Former president Donald Trump’s “false narrative that the election was stolen” in 2020 and evidence that his election lies were a “big rip-off” took center stage on the second day of public hearings of a select committee investigating the Jan. 6 attack on the Capitol and Trump’s role in it.


Hear more from the conversation between Anne Tindall, Justin Rood and Steve Reilly:




“The Trump campaign legal team knew there was no legitimate argument of fraud, irregularities or anything to overturn the election,” committee Vice Chair Liz Cheney, R-Wyo., said. “And yet President Trump went ahead with his plans for Jan. 6 anyway.”

Committee member Rep. Zoe Lofgren (D-Calif.) led a key line of questioning, which was a contrast from last Thursday’s hearing. Lofgren homed in on Trump’s effort, which raised $250 million ostensibly to fund legal challenges to the 2020 election results, but which in fact went into his own organization’s coffers, according to the committee’s findings. “The ‘Big Lie’ was also a big rip-off,” Lofgren said.

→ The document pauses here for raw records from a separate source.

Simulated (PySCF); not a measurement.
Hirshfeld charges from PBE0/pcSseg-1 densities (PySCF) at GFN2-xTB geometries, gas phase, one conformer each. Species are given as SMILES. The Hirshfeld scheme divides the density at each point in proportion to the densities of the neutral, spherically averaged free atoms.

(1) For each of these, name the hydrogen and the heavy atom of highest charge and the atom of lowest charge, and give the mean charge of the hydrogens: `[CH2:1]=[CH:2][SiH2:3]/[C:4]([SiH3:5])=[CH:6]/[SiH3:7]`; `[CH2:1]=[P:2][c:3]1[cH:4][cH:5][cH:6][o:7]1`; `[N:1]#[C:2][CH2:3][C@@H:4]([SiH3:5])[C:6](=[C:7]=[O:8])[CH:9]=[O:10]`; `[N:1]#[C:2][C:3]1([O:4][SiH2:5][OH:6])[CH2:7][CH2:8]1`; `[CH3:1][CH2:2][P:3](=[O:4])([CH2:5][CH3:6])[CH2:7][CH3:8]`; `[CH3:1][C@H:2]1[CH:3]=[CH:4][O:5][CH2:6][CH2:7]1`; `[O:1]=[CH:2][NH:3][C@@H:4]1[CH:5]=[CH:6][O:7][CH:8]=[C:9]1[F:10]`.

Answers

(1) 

The daytime hearing featured a parade of former Trump campaign and Trump administration officials — notably extensive prerecorded testimony from former Trump 2020 campaign manager Bill Stepien and former attorney general Bill Barr. “He’s become detached from reality if he really believes this stuff,” Barr said in videotaped testimony. The hearing also included attention-grabbing moments including allegations that Trump lawyer Rudy Giuliani was “apparently inebriated” on election night as he advised Trump not to concede.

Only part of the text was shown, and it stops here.